Fishermen around Murrell’s Inlet have had smiles on their faces for the past week or so, and for an unusual reason. Speckled trout are showing up between routine catches of flounder and redfish, well before they normally show up, and Capt. J Baisch of Fishful Thinking Guide Service said they’ve arrived in good numbers.
“We have started picking them up on about every trip when not even targeting them,” says Baisch. (843-902-0356) “They are in the same exact places where they are bunched up in the fall.”
The jetties, Oaks Creek, Alston Creek, Whale Creek, Woodland Creek and even the main thoroughfare running from the inlet to the causeway typically hold groups of trout in the fall, but areas closer to the ocean are producing the most trout right now. Baisch said to target the creek mouths, oyster banks and both sides of the jetty rocks on both the rising and falling tides. Trout prefer places with steady current and areas where submerged obstructions or points break the current flow.
The best fishing will come early in the morning and late in the afternoon. Baisch recommends anglers cast-net for finger mullet and shrimp in small creeks at low tide for bait, but artificials – shrimp, grubs and minnow imitations – have also been very productive.

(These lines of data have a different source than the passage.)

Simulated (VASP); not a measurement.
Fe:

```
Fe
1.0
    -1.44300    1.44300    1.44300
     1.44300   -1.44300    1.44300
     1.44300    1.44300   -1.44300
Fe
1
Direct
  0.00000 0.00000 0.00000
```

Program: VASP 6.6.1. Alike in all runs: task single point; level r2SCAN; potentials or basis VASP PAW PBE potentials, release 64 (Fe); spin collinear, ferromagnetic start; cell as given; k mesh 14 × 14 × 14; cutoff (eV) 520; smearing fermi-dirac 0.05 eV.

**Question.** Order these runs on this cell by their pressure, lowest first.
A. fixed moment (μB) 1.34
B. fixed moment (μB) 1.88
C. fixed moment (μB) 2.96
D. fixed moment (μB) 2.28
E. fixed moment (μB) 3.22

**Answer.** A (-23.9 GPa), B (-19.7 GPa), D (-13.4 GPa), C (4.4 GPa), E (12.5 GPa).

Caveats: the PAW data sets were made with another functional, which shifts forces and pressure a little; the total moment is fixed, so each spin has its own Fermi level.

Topwater fishing has also been good under low-light conditions; Baisch prefers a Zarar Spook in the “bone” color. He also advised fishermen to stay on the lookout for a ladyfish blitz anywhere from the back of the creeks to the ocean.
“The trout are swimming a lot with the ladyfish right now. Look for pods of ladyfish blowing up on the surface and toss a surface walker to them and the trout will usually get to the plug before the ladyfish,” he said.